Here’s part two of my conversation with Walker. (Read part one here.)
AF: So it was your and Paul Davies’ work that really got me thinking about life and information. That’s what eventually led me to the Semantic Information project our group at the University of Rochester is working on now. Information plays an important role in Assembly Theory which is the focus of your new book. But all this begs the question: what is information? Why is it important? How does it figure into questions of life and causality?
SW: There’s like a million definitions for information. The way that I think about it is we shouldn’t go in assuming we know what this thing is because we have all these descriptions of it. What we need to start with is the question, “What is the problem to be solved and how do we solve that problem?”
I played around with a lot of ideas but the way that I think about information right now is very tightly coupled to causation and causal time. It’s actually about the amount of causal history and the amount of constraint the Universe had to impose on the structure within itself to create an object. Shannon [thought of information] as the reduction in uncertainty, so that is a very physical notion of what the assembly index is capturing.
AF: This is getting us to Assembly Theory. You are interested in the information bound up in assembling complex objects.
SW: Yes, the question is, “What can you measure and what can you actually retroject from measurement to build a theory?” We can think of a certain level of complexity and I can talk about all the things the Universe could have constructed at that level of complexity. That leads to an entire counterfactual space. But what actually was built? In that reduction in uncertainty is some sense of how much information the Universe constructed over time [in building the complex object]. But the problem is knowing how big that counterfactual space is. That’s not something that you can actually physically measure.
AF: Yeah, that’s one issue with Semantic Information Theory. We have to work with the counterfactual evolutionary trajectories of the system. These are histories that did not occur. One task we had was to find ways to make that computable. But with Assembly Theory, it seems you really are focused on being able to measure things in a straightforward way, like using mass spectrometer measurements of molecules.
SW: Right. And that’s why I’m super excited about Assembly Theory. There is something you can measure. In Assembly Theory we always talk about what’s actually physically real. Then we can try and construct some of the structure of that counterfactual space. So in this way, I do think information is very physical. I think it’s a very material property. But the ways that we’ve been trying to talk about it and measure it in the past are not the best candidates for building a theory that you can actually test.

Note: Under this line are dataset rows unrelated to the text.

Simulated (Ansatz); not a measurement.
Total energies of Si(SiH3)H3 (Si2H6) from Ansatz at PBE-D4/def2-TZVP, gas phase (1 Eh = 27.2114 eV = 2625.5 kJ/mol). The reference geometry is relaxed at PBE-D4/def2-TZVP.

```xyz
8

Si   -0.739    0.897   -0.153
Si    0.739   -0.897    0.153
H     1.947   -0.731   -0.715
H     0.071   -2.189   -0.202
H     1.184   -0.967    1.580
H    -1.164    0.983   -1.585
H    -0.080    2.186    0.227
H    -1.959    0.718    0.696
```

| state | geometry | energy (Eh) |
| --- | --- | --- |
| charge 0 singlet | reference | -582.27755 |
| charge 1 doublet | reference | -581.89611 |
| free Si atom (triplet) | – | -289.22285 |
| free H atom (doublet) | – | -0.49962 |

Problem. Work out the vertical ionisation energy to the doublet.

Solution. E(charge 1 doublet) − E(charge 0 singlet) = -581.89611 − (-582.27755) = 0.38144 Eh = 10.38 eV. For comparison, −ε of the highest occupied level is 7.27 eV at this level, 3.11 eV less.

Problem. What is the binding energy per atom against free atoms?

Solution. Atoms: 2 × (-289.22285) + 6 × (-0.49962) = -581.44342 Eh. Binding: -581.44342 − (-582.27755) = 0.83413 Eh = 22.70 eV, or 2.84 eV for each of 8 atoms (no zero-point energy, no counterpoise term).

Again, if you go back again to the history of physics, temperature had to be invented as that thing we measured before you could make the theory of thermodynamics. And if you go back to Einstein’s theory, he was the only one that took seriously the idea of the measurements of the speed of light being constant. Then he built his theory.
AF: So let’s talk more about Assembly Theory. The “copy number” is an important quantity associated with a complex object. It tells you how many of those objects the Universe has produced. I get that this is important since a single version of a complex object tells you it’s not very important, but if there are lots of copies, that means some version of selection is at work. Can you talk more about this idea?
SW: Yes, when you have a high copy number of things, then you can begin talking from an information theoretic perspective. You’re starting to capture an emergent layer and the causal structure underlying it. Now you have this thing that you can look at as the particular time series [that led to it].
AF: How does this relate to selection? When the Nature paper came out, many people criticized it because they said it didn’t explain something like Darwinian selection, but I take it you were thinking about something more basic than that.
SW: In a very active sense, the Universe is constructing itself. The mechanism of selection is like the construction of what’s next. Why do some structures get created and not others? Again we have a kind of a counterfactual statement. Darwin’s got this quote about the struggle for existence but he’s always talking about things that already exist. We don’t really think about the space of things that could exist or might exist. What is the mechanism of bringing novel objects into our Universe and also those objects persisting in time?
AF: So by “selection,” you want to ask a question that comes before Darwin?
SW: Yes. A cell that can evolve. There you have a state of organization that you recognize as already having captured some of these features that we feel are intrinsic to the evolution process. But what do you have before that? What’s the process of evolution that constructs organizational states of matter that can do that? There our theories of evolution selection are inadequate so you need an even deeper theory. You need a theory that explains the evolution of evolution!
(As a final note: Our conversation went far beyond this and the previous piece. I always come away from my conversations with Walker feeling like I need to get right to work on all the great ideas we discussed. I’m following the progress of Assembly Theory closely and think time will tell whether it can live up to its possibilities and promises. In the meantime, I highly recommend her book for a discussion of physics questions that you don’t usually get in physics books.)